Mostly I'm just trying to understand. For the moment I'm putting
together a design for distributed Lux (XQuery backed by Solr Cloud). My
motivation is that I am feeding results into its separate XQuery system,
and that requires a consistent global document ordering. The ordering
can be arbitrary, it just has to be stable for the duration of a single
query (but this could span multiple lucene/solr queries). In the
non-distributed version of this, I just use the docid directly, which is
convenient. In the distributed case, I'd like to understand how the
ordering is defined so that I can compute an integer that is sorted in
the same way. For example (shard "id" << 24) | docid or something like
that.
I can see that there might be perturbations in the ordering if there are
updates (Lucene can reassign docids, etc). With Lucene I'm able to
control this by keeping a Searcher/Reader open for the duration of the
query. It seems that in Solr (cloud or not), I can't really get this
kind of guarantee. I guess I'm willing to live with this since the time
window is very small and the likelihood of a problem is small (most
XQueries only use a single underlying Solr query anyway, so this whole
concern is a little bit pathological). I've been considering using a
global ordering based on my unique id (document uri), although of course
an update can still happen and mess things up mid-query, so ultimately
it's not a bulletproof solution either.
Thanks, Jack
-Mike
On 9/2/2013 8:26 PM, Jack Krupansky wrote:
"*:*" is a constant score query - every document has the same score,
so the concept of relevancy has no relevance.

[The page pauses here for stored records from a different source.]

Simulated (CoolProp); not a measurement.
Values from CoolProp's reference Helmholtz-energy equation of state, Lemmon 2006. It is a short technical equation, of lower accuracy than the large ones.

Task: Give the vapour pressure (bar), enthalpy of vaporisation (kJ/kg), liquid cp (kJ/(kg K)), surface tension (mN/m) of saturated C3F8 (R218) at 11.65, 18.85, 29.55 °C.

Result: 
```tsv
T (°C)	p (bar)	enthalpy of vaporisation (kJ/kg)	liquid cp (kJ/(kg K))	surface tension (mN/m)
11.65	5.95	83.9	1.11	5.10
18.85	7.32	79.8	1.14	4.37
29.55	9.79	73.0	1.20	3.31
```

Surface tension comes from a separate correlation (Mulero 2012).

But, in theory, you could apply boost queries and function queries to
scale or offset those constant scores. If so, then you should see
relevancy sorting, otherwise the concept of relevancy does not apply.
I don't think Solr offers any "contract" as to ordering of constant
score documents or merging of same score documents across shards. At
least I have never seen such a contract published. So, if you are
merely observing the actual behavior of Solr, fine, but if you are
expecting that such behavior will persist in future releases, there
can be no such guarantee.
I don't think Solr will necessarily guarantee that Lucene doc IDs will
be the same between replicas (the order in which distributed updates
are received), so there is no guarantee that behavior you see from one
round-robin iteration will necessarily be the same on a repeat of the
same distributed query.
The bottom line is: What exactly are you after, simply an explanation
for what you are seeing, or a guarantee that you will always see that
behavior?
-- Jack Krupansky
-----Original Message----- From: Michael Sokolov
Sent: Monday, September 02, 2013 7:42 PM
To: solr-user@lucene.apache.org
Subject: distributed query result order tie break question
My question is about how query results are ordered in a distributed
query when sorting by "relevance" and all the documents have the same
score, for example, when querying for "*:*".
It looks to me as if score ties are broken by shard and then within each
shard, by docid. So for example, if I were to iterate over all the
documents using such a query, I would expect to get all the documents
from one shard first, then all the documents from another shard, etc.
Is that right?
Thanks
-Mike Sokolov